Barrister fined by ICO as unencrypted client data is uploaded on to the internet
A senior barrister has been fined £1,000.00 by the Information Commissioner’s Office (‘ICO’) after unencrypted client data was accidentally uploaded to the internet by her husband.
A total of 725 documents, containing information belonging to up to 250 people, were temporarily uploaded to an internet directory when the barrister’s husband was updating software on the couple’s home computer. The barrister (who remains unnamed) had created the documents at home on her desktop computer, for work purposes. Whilst the desktop computer was password protected, the files were unencrypted. The error occurred whilst the barrister’s husband was attempting to back up the files, assuming that the directory was secure. However, according to the ICO, those documents were in fact "visible to an internet search engine" and some documents could be "easily accessed using a recognisable word, such as a name". Six of the uploaded documents contained highly sensitive and confidential information relating to clients involved in proceedings at the Court of Protection.
The barrister’s husband immediately removed the files from the online directory when notified of his error and the internet service provider removed the cached information from the internet the following day.

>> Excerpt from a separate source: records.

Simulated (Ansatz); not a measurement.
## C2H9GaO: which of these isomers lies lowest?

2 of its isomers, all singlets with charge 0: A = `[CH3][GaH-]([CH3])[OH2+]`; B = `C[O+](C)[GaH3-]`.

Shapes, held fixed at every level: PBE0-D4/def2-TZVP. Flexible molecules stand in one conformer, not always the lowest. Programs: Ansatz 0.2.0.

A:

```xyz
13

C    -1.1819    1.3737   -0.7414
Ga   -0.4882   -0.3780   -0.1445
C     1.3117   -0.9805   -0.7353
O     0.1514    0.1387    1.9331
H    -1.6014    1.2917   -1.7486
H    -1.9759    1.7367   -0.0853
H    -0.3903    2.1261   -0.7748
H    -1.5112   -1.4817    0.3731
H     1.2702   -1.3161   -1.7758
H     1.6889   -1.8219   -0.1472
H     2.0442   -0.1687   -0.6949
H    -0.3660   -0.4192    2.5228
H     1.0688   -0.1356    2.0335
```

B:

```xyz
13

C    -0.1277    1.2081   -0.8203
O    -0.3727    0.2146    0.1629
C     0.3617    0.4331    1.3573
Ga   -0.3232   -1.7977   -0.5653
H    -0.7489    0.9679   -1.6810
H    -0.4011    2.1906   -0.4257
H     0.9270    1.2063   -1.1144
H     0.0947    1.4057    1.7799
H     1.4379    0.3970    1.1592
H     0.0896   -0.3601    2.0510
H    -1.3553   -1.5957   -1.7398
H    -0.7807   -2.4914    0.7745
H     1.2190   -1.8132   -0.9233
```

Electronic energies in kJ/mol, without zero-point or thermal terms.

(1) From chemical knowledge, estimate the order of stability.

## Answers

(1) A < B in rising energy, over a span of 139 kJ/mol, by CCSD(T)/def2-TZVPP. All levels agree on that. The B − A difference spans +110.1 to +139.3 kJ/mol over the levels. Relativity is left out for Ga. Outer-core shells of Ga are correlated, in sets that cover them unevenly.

The Head of Enforcement at the ICO, Steven Eckersley stated that “this barrister, for no good reason, overlooked her responsibility to protect her clients’ confidential and highly sensitive information. It is hard to imagine the distress this could have caused to the people involved – even if the worst never happened, this barrister exposed her clients to unnecessary worry and upset.”
Following an investigation, the barrister was found to be in contravention of the Data Protection Act 1998 (‘DPA’) and was served a monetary penalty under section 55A of the DPA.
The Bar Council recommends that barristers encrypt all client data and emphasises that barristers have a duty to “protect the confidentiality of each client's affairs, except for such disclosures as are required or permitted by law or to which your client gives informed consent”.